View Full Version : pages number limited indexing

12-16-2003, 08:28 AM
Hi people.

When I index a web site I'd like to limit the max number of pages to index per site :bang: .
For example I would index only 20 pages on site A, 100 on site B and so on.
This can be useful to limit indexing of huge web sites. Do you agree?

Best regards.


12-16-2003, 10:56 AM
Sorry, i don't agree this - for what ? The user search words and the word is on page 21 - but this is not index.

Why would you index parts of a Site limit by Pages ?


12-16-2003, 11:14 AM
Hi. I haven't tested the below but what it should do is limit the number of links found per page to a max of 20, where each indexed page will only have a max of 20 links to follow. This is a per page rather than per site adjustment, so if you want to have a max of 100 links for one site, then you'll need to adjust the below added line and/or set a different search depth level.

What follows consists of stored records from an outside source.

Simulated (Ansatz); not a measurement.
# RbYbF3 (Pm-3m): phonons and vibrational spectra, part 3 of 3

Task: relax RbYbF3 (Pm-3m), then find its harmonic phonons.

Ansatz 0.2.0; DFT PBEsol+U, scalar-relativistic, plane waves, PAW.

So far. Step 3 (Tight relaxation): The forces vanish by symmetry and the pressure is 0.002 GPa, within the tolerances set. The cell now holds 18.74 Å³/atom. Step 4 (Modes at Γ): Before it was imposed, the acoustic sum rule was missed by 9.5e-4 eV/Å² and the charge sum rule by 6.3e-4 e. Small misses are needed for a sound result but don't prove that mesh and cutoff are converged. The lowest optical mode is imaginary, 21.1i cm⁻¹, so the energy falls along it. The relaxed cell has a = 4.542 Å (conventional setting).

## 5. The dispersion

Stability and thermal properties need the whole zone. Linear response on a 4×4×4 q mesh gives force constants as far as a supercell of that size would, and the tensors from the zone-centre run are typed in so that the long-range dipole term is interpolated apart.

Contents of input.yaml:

In spider.php find the following:

if (isset($urls) && is_array($urls)) {

and right after it place the following:

$my_spider_limit = 20;
if(count($urls) > $my_spider_limit) {
$urls = array_slice($urls, 0, $my_spider_limit);

You might be able to achieve similar results without making the above change by setting the search depth level to one. When the search depth level is one, only the page and links from that page are indexed. Of course this depends on how many links are in the page, so if you use the above code, you should be able to limit the links found on any given page to the first $my_spider_limit links.

01-08-2004, 06:56 PM
Another thing that seems to be working for me, and limits the total number of linked pages written the the database is to find the line: while($level <= $limit) (line 250) and change it to while($level <= $limit && count($links_found) <= 200) where 200 is the number of links you want written. The site might stay locked this way, though, and you'd need to move the unlock code (line 588).

01-13-2004, 12:17 PM
Whoops this works for finding 250 links total, but if you want 250 links per site you have to reset $links_found array. So, after this: if (!$n_links && $delay_message) {
print $delay_message;} add this: unset($links_found);
$links_found = array();
Also, the site doesn't stay locked, just in my particular case in a glitch, and the <= should be changed to a < or you'll get 201 pages found.